Metro

Booker-linked nonprofit involved in pay-to-play

A Newark nonprofit tied to associates of Cory Booker acted as a clearinghouse for lucrative construction contracts in exchange for donations to his charity and mayoral campaign, The Post has learned.

The Newark Downtown Core Redevelopment Corp., founded in 2005 to buy land for the Prudential Center and develop the surrounding area, had not completed its mission when it was dissolved in 2011 and had doled out multimillion-dollar contracts to companies that made donations to Booker’s pet causes.

Among those firms was the largest demolition company in New Jersey, which raked in $4.7 million from the nonprofit in 2007 and 2008.

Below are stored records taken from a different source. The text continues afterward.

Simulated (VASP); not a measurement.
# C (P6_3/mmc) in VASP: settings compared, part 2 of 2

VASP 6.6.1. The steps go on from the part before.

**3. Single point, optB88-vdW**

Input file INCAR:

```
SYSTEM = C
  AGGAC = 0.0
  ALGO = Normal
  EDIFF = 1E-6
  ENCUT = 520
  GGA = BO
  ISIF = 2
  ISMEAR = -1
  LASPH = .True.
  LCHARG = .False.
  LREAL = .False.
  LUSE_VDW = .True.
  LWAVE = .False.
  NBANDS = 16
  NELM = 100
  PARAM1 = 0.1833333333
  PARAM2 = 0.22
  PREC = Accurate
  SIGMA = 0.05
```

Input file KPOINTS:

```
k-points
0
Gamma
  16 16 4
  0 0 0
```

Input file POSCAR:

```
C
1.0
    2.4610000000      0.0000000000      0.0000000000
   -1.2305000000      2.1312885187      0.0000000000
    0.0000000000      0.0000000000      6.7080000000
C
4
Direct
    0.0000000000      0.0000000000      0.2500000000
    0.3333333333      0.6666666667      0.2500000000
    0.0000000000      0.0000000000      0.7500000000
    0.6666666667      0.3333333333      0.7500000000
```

“The Newark Downtown Core Redevelopment Corp. was supposed to be a nonprofit that would help eliminate downtown blight, according to Mayor Cory Booker,” said Ken Boehm, chairman of ethics watchdog group National Legal and Policy Center. “Instead, the group was plagued with cronyism, overpaid political hacks and mismanagement, leading to tens of millions of dollars in wasted public and private funds.”

After Booker took office as Newark mayor in July 2006, his cronies migrated to the NDCRC. Pablo Fonseca, Booker’s chief of staff and former campaign manager, served as a board member in 2007 and 2008. And Jermaine James, who was Booker’s campaign treasurer, worked as the organization’s director of real-estate development with a salary of $134,000 in 2010.

The NDCRC, as it was known, had $65 million to spend in its mission to create parks, develop a hotel and redesign downtown city streets.

Among those who would benefit from the NDCRC was Nicholas Mazzocchi, who owned the largest demolition firm in New Jersey. Mazzocchi Wrecking got a $3,188,261 contract in 2007 and $1,515,744 in 2008.

The company secured the initial contract after Mazzocchi donated $5,000 in 2006 to Newark Now, a Booker charity. He later gave $2,000 in 2007 to Empower Newark, a PAC tied to Booker.

The initial donation was likely not a coincidence, according to FBI wiretaps in a 2010 corruption case involving Booker’s deputy mayor, Ronald Salahuddin — who was caught on tape telling Mazzocchi he’d get him work around the Prudential Center if Mazzocchi gave money to specific causes and hired a subcontractor linked to Salahuddin.

Fonseca was fingered as the city official who applied pressure to give companies work, according to court papers.

Salahuddin was convicted in 2011 of conspiracy to commit extortion and sentenced in February 2013 to one year in prison. Fonseca was not charged.

Scafar Contracting gave $6,000 to Empower Newark in 2007 and $2,000 in 2008 — and received a $6 million contract from NDCRC in 2007 and another contract for $1.1 million in 2008.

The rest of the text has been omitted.